Note: The Tool is Online Here
I have been reading a bit recently about so-called Bayesian Bandits, as referred to by Ted Dunning. This problem involves the challenge of picking a strategy of playing N slot-machines some number of times, where the probability of winning for each slot machine is unknown. This problem has a number of interesting applications in display advertising, news article recommendation, and click-through-rate prediction (Agrawal and Goyal, 2012). As noted by Dunning, any solution must effectively handle the explore/exploit trade-off challenge. The implementation in this case - using Thompson sampling - is straightforward, and I can see how it could smoothly allow for quick updating as more data/information becomes available.
After seeing a video by Dunning showing a R simulation for this algorithm, and a simulation done by Cam Davidson-Pilon for his online book Bayesian Methods for Hackers at github, I put together a simple tool that lets you explore how the algorithm works. I started from the d3 code in Davidson-Pilon's example for the charts, although I use the jStat library for the beta distribution calculations, and web workers are used to run the simulation itself to keep the interface responsive.
Here's a screencast demo that's on youtube at http://www.youtube.com/watch?v=p09LI_jwAjs
An Online Tool To Explore Bayesian Bandits
You can watch as the algorithm "decides" on which bandit to pick next , and you can see how it reacts when you change the probabilities mid-stream (either by entering new values or dragging your mouse left/right in the input box).
Each Hit/Miss cell flashes and then fades from green/red as the bandit corresponding to that cell is tried, and either pays off or not. This serves to convey how the algorithm is either "exploring" or "exploiting".
As noted by Dunning, the algorithm can very quickly find the best bandit when the probabilities for each are disparate - it's impressive.
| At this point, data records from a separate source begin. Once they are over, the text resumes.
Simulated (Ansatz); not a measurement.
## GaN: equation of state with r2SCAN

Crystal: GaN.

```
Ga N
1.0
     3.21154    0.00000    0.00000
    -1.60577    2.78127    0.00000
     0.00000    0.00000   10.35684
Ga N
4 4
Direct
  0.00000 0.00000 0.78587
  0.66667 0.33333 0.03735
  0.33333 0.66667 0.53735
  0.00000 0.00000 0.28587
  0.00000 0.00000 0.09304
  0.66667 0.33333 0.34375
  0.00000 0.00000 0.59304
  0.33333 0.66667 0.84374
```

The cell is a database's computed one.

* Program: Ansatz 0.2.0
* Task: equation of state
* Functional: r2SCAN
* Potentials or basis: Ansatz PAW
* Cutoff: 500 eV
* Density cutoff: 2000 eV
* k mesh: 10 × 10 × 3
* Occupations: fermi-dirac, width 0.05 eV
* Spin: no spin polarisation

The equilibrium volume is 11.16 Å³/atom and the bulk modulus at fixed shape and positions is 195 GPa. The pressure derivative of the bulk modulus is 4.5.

After many pulls, when the algorithm has honed in on the best bandit, it can be fairly slow to react to changes in the probabilities . A possible solution might be to have some mechanism that forces it to more easily "forget" behavior past a certain (potentially rolling) point in time (a la Davidson-Pilon's suggested learning rate approach). This would also apply to bandits it may have ruled out based on previous poor performance for many pulls, but which might have actually improved since it was last "given a chance". Graepel/Candela/Borchert/Herbrich (2010) at Microsoft, while using a (much) more sophisticated scheme involving Gaussians for click-through-rate prediction for sponsored search (apparently based to some degree on the TrueSkill Ranking system used to match players for XBox Live games), use a correction term that has the posterior distributions converge back to the prior with zero data and infinite time - i.e, poor performance is slowly forgotten and there will be better and better chances to "get back in the game" to try again.
Feel free to let me know if you get a chance to play with this as well, and/or there are issues with the implementation here.
- On July 10, 2013, steps were taken to deal with the apparent underflow issues with the beta function calculation for the displayed charts (everything is now calculated in log space). This allows the simulation to run for a longer time. The current maximum number of pulls is now 150,000 instead of 1500, which, since things are updated 10 times a second, corresponds to a simulation of a little more than four hours (clock-time). Though I'm not sure larger times would be needed for this tool in this context, this pull limit will likely be removed shortly assuming no further issues are seen with the larger values.